Forty-seven slices. Nearly six whole pies. Almost 15 pounds.
Just 10 minutes.
That’s how long it took Molly Schuyler on Sunday afternoon to devour that much thick and creamy pumpkin pie, in front of a cheering crowd of more than 200 at the Great Pumpkin Farm in Clarence.
Not only did the scrawny, 120-pound California woman win the annual Hands-free World Pumpkin Pie Eating Championship, but she also easily beat her own world record – set last year – of 42 slices.
“Pumpkin pie is my favorite pie, but when you’ve had the 40th slice, you just don’t want to eat it anymore,” she said. “I love pumpkin pie. But I want whipped cream on it.”
And that’s a day after eating 93 chicken dumplings in two minutes at another eating contest in New York City.
“I’m a human garbage disposal, I guess,” she said. “I’m exhausted. I can’t wait to get home to my kids and my new cat.”
Schuyler, a lanky 5-foot, 7-inch mother of four from Sacramento, beat eight other competitors from Pennsylvania, Ohio and Western New York, as she shoveled slice after slice into her mouth, almost without taking a break.
She easily bested longtime national rival David Brunelli of Philadephia, who downed 32 slices – and who weighs exactly twice that of Schuyler – as well as local legend Dave Werick of Williamsville, with 20 slices. Michael Dietz, of Lebanon, Pa., came in fourth, with 16 slices, and weighs 370 pounds.
In all, the nine competitors downed 161 slices of pie during the contest inside a barn, with each slice weighing more than the average person eats on Thanksgiving, said announcer Todd Greenwald, chairman and founder of Wisconsin-based All Pro Eating Promotions, which officially sanctions and scores such contests.
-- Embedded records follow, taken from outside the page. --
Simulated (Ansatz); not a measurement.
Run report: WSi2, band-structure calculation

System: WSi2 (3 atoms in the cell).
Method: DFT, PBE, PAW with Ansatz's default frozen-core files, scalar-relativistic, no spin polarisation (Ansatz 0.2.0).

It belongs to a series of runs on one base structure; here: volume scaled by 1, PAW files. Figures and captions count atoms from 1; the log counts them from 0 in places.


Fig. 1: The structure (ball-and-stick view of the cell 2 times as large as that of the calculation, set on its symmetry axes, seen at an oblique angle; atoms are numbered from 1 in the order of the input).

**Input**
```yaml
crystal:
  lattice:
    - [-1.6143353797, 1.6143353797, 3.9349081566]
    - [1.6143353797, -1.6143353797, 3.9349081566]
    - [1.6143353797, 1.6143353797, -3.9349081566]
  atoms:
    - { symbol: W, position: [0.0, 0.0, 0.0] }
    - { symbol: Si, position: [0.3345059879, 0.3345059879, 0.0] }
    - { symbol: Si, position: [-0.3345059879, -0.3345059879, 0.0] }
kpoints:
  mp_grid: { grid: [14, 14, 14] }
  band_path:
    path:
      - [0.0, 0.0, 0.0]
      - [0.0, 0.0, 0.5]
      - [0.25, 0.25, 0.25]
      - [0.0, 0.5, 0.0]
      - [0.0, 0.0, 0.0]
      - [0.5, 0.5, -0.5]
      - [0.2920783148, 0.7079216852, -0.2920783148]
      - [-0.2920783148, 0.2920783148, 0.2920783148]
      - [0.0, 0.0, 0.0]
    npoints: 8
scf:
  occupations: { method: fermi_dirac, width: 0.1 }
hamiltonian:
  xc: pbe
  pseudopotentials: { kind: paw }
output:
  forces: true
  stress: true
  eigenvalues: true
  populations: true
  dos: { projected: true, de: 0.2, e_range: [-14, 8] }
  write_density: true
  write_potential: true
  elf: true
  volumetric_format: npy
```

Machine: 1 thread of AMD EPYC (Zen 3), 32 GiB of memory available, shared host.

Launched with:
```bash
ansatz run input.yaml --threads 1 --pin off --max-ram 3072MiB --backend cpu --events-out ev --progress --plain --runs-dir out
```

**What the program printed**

Onlookers – including many children – watched with a mixture of awe, and likely shock, at the gluttonous display before them, and cheered the competitors. “It’s one of the messiest competitive eating contests that you’ll see,” Greenwald said. “It’s a lot of fun.”
The contest was part of the 20th annual pumpkin farm festivities on the border between Clarence and Akron, which attracts tens of thousands of Western New Yorkers for an array of entertainment from early September through Halloween. The festival includes food, amusement park rides, contests, farm animals, hayrides, children’s activities, a pumpkin catapult and pig races on a green-astroturf square course, bounded by metal fences.
The snorting fat pigs in particular took center stage for their races, as Dale Earn-hog Jr., Kevin Baconbits, Ham Solo, Hammah Montana, Lindsay Loham and Spongebob Spampants burst out of the gates, rounded the track and shot back into the silver van that brought them to the farm. “Can they bring home bacon?” asked announcer James Carusa from Sue Wee Flying Pig Races.
“It’s a lot of fun. It brings a lot of people out,” said Great Pumpkin Farm founder and organizer Kelly Schulz. “Every weekend, we have a different event going on, and they’re all fun.”
But the big draw was the 6-year-old pie-eating contest, which is part of the growing field of competitive eating that proponents call a serious sport. It joins similar contests around the country for hotdogs, hamburgers, pizza, wings, mushrooms, tacos, bacon, pancakes, burritos – indeed, virtually anything that can be eaten.
“Competitive eating is one of the fastest-growing sports in the world, and we believe it should be accessible to everybody,” Greenwald said. “Competitive eating is one of those things that you can go from a zero to a hero in 10 minutes, and it’s the only thing in the world that someone can do that.”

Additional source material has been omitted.